Microsoft 'leapfrogs' Oracle with DATAllegro buy, analyst says
Microsoft Corp. said today it will buy data warehouse appliance maker DATAllegro Inc., a move that one analyst said should help the software maker gain a technical edge over market leader Oracle Corp. in the high-performance business intelligence market.
Financial terms were not disclosed. Microsoft said it will integrate DATAllegro's technology into its SQL Server database, for which a new version, SQL Server 2008, is expected in several months.
"For the first time ever, Microsoft has leapfrogged Oracle at the high end of the database market," wrote independent database analyst, Curt Monash, a former Computerworld columnist, in an e-mail. "Of all the data warehouse start-ups, DATAllegro was the one whose technology could be most smoothly rolled into Microsoft's or Oracle's product line. Microsoft was smart to snatch DATAllegro up."
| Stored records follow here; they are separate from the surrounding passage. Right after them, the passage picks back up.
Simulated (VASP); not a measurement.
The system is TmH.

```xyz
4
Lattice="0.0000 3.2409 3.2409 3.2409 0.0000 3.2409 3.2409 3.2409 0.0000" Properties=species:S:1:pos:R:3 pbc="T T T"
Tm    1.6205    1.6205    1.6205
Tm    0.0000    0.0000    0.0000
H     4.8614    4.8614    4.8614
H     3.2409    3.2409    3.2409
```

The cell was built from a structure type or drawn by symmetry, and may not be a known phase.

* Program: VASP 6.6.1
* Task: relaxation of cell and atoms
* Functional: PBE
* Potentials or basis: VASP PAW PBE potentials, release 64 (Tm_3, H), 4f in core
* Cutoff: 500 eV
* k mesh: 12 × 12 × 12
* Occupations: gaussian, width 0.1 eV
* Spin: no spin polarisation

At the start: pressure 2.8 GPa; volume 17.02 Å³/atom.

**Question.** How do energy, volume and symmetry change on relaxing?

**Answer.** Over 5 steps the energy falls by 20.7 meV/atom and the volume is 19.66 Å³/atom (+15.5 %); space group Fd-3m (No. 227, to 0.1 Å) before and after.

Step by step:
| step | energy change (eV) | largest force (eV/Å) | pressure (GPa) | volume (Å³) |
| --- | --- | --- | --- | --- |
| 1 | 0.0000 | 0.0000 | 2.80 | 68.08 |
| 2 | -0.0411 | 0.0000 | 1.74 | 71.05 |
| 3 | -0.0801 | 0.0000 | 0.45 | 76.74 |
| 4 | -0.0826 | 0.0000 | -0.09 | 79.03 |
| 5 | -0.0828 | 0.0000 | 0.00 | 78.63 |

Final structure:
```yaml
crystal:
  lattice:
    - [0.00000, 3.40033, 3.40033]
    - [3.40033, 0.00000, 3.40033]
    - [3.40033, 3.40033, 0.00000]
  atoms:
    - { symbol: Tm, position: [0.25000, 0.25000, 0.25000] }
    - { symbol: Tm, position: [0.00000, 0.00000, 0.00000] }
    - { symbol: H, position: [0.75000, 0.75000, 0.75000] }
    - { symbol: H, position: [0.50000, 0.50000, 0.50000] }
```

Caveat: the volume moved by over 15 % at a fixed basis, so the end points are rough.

DATAllegro specializes in server appliances that come installed with a version of the Ingres database optimized to handle as much as hundreds of terabytes of data.
One DATAllegro customer reportedly runs data warehouses totaling 450TB.
"While several other data warehouse start-ups have achieved more overall customer success, DATAllegro is second only to Teradata in proven high-end data warehouse scalability," Monash wrote.
James Kobielus, an analyst at Forrester Research Inc., also praised the buy "as a smart one."
DATAllegro has "a strong product, robust technology, skilled engineering team, and world-class hardware partnerships (including EMC, Dell, Cisco and Bull)," he wrote. It also greatly boosts Microsoft, which was a "relative laggard" in the growing data warehousing appliance market, he said.
Kobielus added that this also "sets the stage for rapid data warehousing vendor consolidation" and driving companies such as "Oracle, SAP and HP, in particular, to make strategic acquisitions" of DATAllegro's competitors, which include Netezza Corp., Greenplum and Dataupia Inc.
The 5-year-old Aliso Viejo, Calif., start-up was probably not hurting for cash. It received nearly $20 million in Series D funding in May, and has taken about $64 million in venture capital since its founding.
Most of DATAllegro's team will remain in California, and existing customers will be supported.
This article has been corrected since initial publication to reflect that Ingres is in fact the underlying database for DATallegro.